One of the challenges our magazine faces each month is catering to the needs of a diverse readership of growers, not only in terms of crop or region, but also in acreage and income. Some of you may operate on thousands of acres and bring in millions each year, while others get by on just a few acres.
No matter what your size, though, each of you is providing a service to consumers and filling a specific need in the industry. So here’s a question: What would happen if you were told you were no longer considered a farmer?
That is actually what could happen later this year, based on a report in the Kiplinger Agriculture Letter. According to Kiplinger’s, which publishes the latest commodity outlooks for agriculture and agribusiness, USDA is expected to redefine farms as operations with $5,000 to $10,000 in annual sales, up from the previous standard of $1,000, which has been in place since 1975. Based on Kiplinger’s assessments, about 55% of today’s farms would no longer be called farms. In fact, there’s a chance the bar could actually be set as high as $50,000, which would certainly be a detriment to small-acreage operations.

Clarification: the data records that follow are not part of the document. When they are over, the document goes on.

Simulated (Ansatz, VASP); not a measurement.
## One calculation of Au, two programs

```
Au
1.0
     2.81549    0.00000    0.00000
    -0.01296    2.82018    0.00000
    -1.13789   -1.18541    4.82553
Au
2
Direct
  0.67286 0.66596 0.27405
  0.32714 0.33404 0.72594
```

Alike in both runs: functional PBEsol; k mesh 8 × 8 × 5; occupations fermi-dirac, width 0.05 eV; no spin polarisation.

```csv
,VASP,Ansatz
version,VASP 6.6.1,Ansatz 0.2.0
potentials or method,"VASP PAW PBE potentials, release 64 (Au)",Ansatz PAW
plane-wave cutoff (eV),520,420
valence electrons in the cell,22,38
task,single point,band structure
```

Let’s Hear It For The Little Guy
On the surface, this might not seem like that big a deal. As long as you’re able to continue selling fruit at a roadside stand, or supply a local packer with a consistent crop, it’s hard for anyone to say that you’re not a farmer. And if consumers are buying directly from you, they’re bound to think the same thing.
However, if the legal definition of a farm is changed, those very small growers out there could be on the outside looking in when it comes to farm loans, conservation aid, disaster relief, or other federal funding. Even if you don’t rely on farming for all of your income, you may be interested in getting involved with conservation programs. There’s also the chance that severe weather could damage part of your operation (it seems like we’ve seen a lot of that already this year), and if this classification were to go into effect, it would make it more difficult for you to recover your losses.
There are other implications that changing the definition of a “farm” could have as well. With small, lower-income farms out of the equation, the overall acreage numbers for U.S. crop production will likely decline, which could lead to cuts in the amount of research funding allocated for the industry.
But perhaps the most significant effect lies in the local food movement. We’ve talked at great length about how this trend is really much more than a trend by now; it’s a way of doing business for many growers. In fact, many of the growers looking to capitalize on the local craze are smaller companies, who have the ability to target their surrounding communities. And with more and more consumers looking for in-season produce fresh from the nearest farm, the relationship is a symbiotic one. Putting these small farms at risk is surely not the best strategy.
We all know that growing operations both large and small make their own contributions to the agriculture industry. However, when you look closely, it is the smaller farms that are often the ones most closely tied to consumers and their local townships. Not to offend those large growers out there, but when the average consumer thinks of a fruit farm, they most likely envision a place where they can go and pick fresh strawberries, walk through a corn maze, and buy an apple pie. Let’s hope this proposed “redefinition” of a farm doesn’t hurt that image.